Real Time Materialized Views pre 12.2? (Part 1)

Oh, yes!

Like many others, I was excited when Oracle announced that in 12.2 you could have always fresh MViews with a change to your fast refresh Mviews. If you want to read further then the first step is the documentation https://docs.oracle.com/database/122/SQLRF/CREATE-MATERIALIZED-VIEW.htm ENABLE ON QUERY COMPUTATION is the clause you’re after. Franck Pachot has a very detailed write up as well https://blog.dbi-services.com/12cr2-real-time-materialized-view-on-query-computation/. Now, you might be in the same boat as many – you don’t have 12.2 because you’re using on-premises and your company doesn’t have plans to upgrade to 12.2 because upgrading is time consuming… but you still want to use real time MVs don’t you?

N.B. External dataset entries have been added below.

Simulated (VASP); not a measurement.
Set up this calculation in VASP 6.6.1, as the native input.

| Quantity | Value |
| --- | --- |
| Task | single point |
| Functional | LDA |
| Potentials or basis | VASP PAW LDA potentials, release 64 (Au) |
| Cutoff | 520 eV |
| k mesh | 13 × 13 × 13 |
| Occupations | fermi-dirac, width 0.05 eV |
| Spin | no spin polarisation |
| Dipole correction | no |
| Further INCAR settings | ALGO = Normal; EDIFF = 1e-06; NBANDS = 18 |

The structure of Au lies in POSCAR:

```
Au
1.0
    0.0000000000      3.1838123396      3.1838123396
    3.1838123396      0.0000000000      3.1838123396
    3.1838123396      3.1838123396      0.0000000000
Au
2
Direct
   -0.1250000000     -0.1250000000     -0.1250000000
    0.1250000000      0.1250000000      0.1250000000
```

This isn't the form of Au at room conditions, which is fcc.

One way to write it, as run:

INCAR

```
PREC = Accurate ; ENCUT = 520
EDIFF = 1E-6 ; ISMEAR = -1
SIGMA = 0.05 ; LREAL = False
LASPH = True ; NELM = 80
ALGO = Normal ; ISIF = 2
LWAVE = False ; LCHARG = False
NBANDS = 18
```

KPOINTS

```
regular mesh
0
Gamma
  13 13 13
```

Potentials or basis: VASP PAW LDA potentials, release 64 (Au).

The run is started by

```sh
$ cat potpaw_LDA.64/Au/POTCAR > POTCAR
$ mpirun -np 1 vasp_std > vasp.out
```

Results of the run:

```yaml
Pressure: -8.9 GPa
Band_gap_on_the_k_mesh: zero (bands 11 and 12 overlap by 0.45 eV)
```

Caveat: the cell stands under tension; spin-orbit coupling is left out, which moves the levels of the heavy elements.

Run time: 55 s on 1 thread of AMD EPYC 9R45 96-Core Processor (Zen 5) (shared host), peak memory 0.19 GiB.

So do I! So I gave it a shot, my theory: if Oracle can refresh a materialized view using only a materialized view log then one can view the real time data using just the materialized data and the materialized view log. We will be limited by only materialized views that are fast refreshable, and we’ll have to work out the logic ourselves. I will present solutions for some basic (but useful!) materialized views, you will have to adapt them to fit your scenario which means you will have to understand what’s going on. This will be delivered in parts, this post will serve as an introduction, it may even be enough to get you started on your own solution!

First things first, we’re going to need to understand what goes into a materialized view log. With so many options, it’s easy to get a little mixed up so let’s do some sample cases. Try these on your own system, I tested them on my home system running Oracle 12.1.0.2 EE.

First a basic table with a primary key and some sample data:

create table base_t_1 (pk_col number primary key, number_col number, string_col varchar2(40));
create sequence seq_1;
insert into base_t_1 (pk_col, number_col, string_col)
select seq_1.nextVal, trunc(dbms_random.value(0,100)), dbms_random.string('x',10) 
from   dual connect by rownum <=1000;
commit;

We’ve got a basic table with a thousand rows and a few random numbers in one column and random strings in another column. Now we create a materialized view log on the table, without using any special clauses:

create materialized view log on base_t_1;
Materialized view log created.

That was easy, so what does the materialized view log look like? We can use the user_mview_logs data dictionary view to describe the mview logs of the logged in user , the master column is the table that the mview log is on. I’m using a saved script called print, I’ll share this another time but essentially it is the same as Tom Kyte’s print_table stored procedure but as an anonymous block.

ANDY@orcl>@print "select * from user_mview_logs where master = 'BASE_T_1'"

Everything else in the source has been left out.